Skip to content
Linked Open Data

Introducing linked open data (LOD) to a heritage collection means re-expressing your catalogue as RDF statements where every entity has a resolvable HTTP URI, then linking those URIs to shared authorities like Wikidata, GeoNames and the Getty vocabularies. The fastest route to a usable result is to pick one small, well-described series, model it against established vocabularies, publish it as a Turtle file plus a SPARQL endpoint, and only then expand. Do not start by converting everything.

Why bother with LOD for a collection?

The concrete payoff is that other systems can discover and reuse your records without scraping HTML. When your "Bristol" links to https://sws.geonames.org/2654675/, every dataset that also uses that URI becomes a potential bridge to yours. You gain federated discovery, automatic disambiguation, and provenance that survives platform migrations. The cost is real but bounded: a few weeks of modelling per collection, not a new repository system.

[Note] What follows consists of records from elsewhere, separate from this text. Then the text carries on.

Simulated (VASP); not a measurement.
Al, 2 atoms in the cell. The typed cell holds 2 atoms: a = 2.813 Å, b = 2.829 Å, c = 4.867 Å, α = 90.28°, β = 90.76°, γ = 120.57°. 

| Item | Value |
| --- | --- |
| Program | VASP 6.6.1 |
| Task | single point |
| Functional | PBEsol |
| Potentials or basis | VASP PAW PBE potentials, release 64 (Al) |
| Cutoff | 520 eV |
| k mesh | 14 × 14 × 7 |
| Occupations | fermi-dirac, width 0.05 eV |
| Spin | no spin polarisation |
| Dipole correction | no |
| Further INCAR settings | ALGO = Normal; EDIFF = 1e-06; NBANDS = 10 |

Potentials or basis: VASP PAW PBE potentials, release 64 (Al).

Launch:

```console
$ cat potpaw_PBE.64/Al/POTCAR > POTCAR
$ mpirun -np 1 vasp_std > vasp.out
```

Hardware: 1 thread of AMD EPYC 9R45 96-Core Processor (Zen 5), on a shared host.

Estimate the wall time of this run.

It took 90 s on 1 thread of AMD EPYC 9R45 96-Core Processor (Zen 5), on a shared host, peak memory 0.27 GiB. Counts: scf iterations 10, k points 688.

What do you actually need before you start?

A short checklist that I run before any pilot:

  • A collection of a few hundred to a few thousand records with consistent fields.
  • At least one column already under authority control (names, places, or subject terms).
  • A namespace you control, for example https://data.myarchive.org/.
  • A way to export to CSV or already-structured XML.

If your subject column is free text with thirty spellings of one place, fix that first in OpenRefine. LOD amplifies whatever order or chaos already exists in the data.

Step one: design your URIs before anything else

URIs are the foundation and the hardest thing to change later. Use a pattern like https://data.myarchive.org/item/{id} and never embed software details or file extensions in the path. Keep the identifier opaque and stable.

https://data.myarchive.org/item/MS-0421      # good: stable, technology-neutral
https://cms.myarchive.org/node/8837?v=2       # bad: leaks the CMS, has a query string

How do you turn a spreadsheet into RDF?

You do not hand-write triples. Map columns to properties and let a tool emit Turtle. A minimal mapping for a manuscript record:

turtle
@prefix dct: <http://purl.org/dc/terms/> .
@prefix schema: <http://schema.org/> .

<https://data.myarchive.org/item/MS-0421>
    a schema:CreativeWork ;
    dct:title "Letter to John Aubrey" ;
    dct:created "1685"^^xsd:gYear ;
    dct:spatial <https://sws.geonames.org/2654675/> ;
    dct:subject <http://vocab.getty.edu/aat/300026877> .

Tools that do the CSV-to-RDF mapping well: OpenRefine with the RDF extension, Tarql for SPARQL-based CSV mapping, and the LinkedDataHub or rdflib in Python for scripted control.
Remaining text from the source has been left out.